Gerald Carlson, a former member of the American Nazi Party and a self-proclaimed white supremacist leader, was trounced yesterday in the special Republican Congressional primary in Michigan’s Fourth District, according to unofficial returns. He received only 701 votes of about 47,000 votes cost, running fifth in a field of seven candidates who were seeking the seat vacated by David Stockman, President Reagan’s director of the Office of Management and Budget.
Carlson won the Republican nomination for Congress in Michigan’s 15th District last August when he gathered 53,570 votes, 55 percent of the total vote. He was defeated last November when he received only 32 percent of the vote.
The nomination yesterday was won by Mark Siljander, a Michigan State Representative, who received 18,055 votes. Siljander will run in a special election against John Rodebush, who won the Democratic nomination with 1974 votes. The Fourth District is in southern Michigan and is conservative. It has elected Republican Congressmen since 1932. The 15th district includes Detroit suburbs.

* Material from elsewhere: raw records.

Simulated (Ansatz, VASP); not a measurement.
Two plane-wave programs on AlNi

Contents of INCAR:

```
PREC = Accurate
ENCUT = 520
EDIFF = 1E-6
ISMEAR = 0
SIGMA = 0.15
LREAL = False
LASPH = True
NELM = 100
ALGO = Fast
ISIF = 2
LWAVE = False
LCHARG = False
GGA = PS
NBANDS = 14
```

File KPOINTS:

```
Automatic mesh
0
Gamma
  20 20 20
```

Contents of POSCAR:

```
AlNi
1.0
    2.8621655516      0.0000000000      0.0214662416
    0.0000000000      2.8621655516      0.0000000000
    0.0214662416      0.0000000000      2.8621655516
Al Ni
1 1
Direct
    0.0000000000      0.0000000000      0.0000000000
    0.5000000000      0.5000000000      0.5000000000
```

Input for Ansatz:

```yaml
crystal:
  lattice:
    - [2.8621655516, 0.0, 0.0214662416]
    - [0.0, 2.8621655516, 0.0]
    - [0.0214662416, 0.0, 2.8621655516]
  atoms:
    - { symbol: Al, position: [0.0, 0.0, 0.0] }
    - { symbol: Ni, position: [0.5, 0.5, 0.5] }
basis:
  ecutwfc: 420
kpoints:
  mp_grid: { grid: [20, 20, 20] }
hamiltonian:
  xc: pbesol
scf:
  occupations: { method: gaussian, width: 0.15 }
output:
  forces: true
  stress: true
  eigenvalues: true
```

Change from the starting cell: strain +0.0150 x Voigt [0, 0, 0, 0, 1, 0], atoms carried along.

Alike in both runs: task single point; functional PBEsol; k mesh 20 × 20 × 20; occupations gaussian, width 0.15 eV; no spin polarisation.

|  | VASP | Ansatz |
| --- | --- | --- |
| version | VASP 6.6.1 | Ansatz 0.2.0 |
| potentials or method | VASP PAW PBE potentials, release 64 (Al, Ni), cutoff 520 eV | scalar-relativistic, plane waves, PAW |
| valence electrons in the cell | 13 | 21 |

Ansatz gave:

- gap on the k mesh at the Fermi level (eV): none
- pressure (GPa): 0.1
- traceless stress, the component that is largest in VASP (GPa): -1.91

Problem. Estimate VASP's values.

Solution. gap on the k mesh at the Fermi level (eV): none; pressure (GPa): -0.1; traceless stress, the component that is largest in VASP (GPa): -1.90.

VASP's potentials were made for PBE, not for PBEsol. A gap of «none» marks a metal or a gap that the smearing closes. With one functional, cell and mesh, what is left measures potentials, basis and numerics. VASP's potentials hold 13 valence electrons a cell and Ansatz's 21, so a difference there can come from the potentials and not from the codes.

When Carlson won the Republican nomination in August, Republican officials expressed dismay and when he received 32 percent of the vote in
November GOP officials attributed it to the Reagan landslide victory. At that time Carlson lost to William Ford, the Democratic nominee, who received 68 percent of the vote. Carlson reportedly had been a member of the Ku Klux Klan, the National States Rights Party, the John Birch Society and the American Independent Party before joining the American Nazi Party.